Biden’s Ghostwriter Faces Contempt Over Refusal to Comply With Subpoena

Republicans on the House Judiciary Committee last Thursday advanced a resolution to recommend contempt of Congress charges against the ghostwriter of Joe Biden’s memoir for refusing to comply with a subpoena in connection to a probe into the special counsel investigation of the president’s mishandling of classified documents.

Committee members voted along partisan lines for the full House to vote on recommending that the Justice Department charge writer Mark Zwonitzer with criminal contempt.

Zwonitzer was the author of Biden’s 2007 memoir “Promises to Keep” and 2017 memoir “Promise Me, Dad.” In his interviews with Biden for the 2017 memoir, Zwonitzer was exposed to classified material that was kept in the former vice president’s Washington townhome.

The resolution states that Zwonitzer has continued to withhold the subpoenaed documents and materials that were “crucial” for the committee’s understanding of the extent of Biden’s mishandling of classified documents as well as the ghostwriter’s “storage and deletion” of the materials on his computer.
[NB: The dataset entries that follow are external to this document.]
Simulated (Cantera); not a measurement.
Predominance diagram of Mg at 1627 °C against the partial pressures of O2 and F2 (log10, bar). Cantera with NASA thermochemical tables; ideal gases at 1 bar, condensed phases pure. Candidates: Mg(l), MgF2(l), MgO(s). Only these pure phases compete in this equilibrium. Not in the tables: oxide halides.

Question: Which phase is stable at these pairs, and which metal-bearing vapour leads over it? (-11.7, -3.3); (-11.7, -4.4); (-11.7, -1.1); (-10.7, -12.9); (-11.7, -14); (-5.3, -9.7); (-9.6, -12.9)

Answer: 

The special counsel’s report noted that after the investigation began, Zwonitzer deleted the files from his computer. However, the special counsel’s office declined to prosecute him for obstruction.

In a letter to Chairman Jim Jordan before the committee vote, White House counsel Ed Siskel said Republicans on the committee refused to engage with White House officials to accommodate their subpoena before they publicly targeted Zwonitzer.

Siskel accused Republicans of engaging in the same “weaponization of government” that they purportedly decried. He said that Republicans were “out of bounds” when they placed a private citizen in their “political crosshairs” rather than “engage with the Executive Branch.”

Republican lawmakers launched a probe of special counsel Robert Hur’s investigation after Hur issued his final report in February, which found that Biden illegally retained and shared classified materials but a conviction would be unlikely as jurors would conclude that the president was an “elderly man with a poor memory.”

The Republican-controlled House previously voted to hold Attorney General Merrick Garland in contempt of Congress for refusing to provide the audio recording of President Biden’s October 2023 interviews with Special Counsel Robert Hur.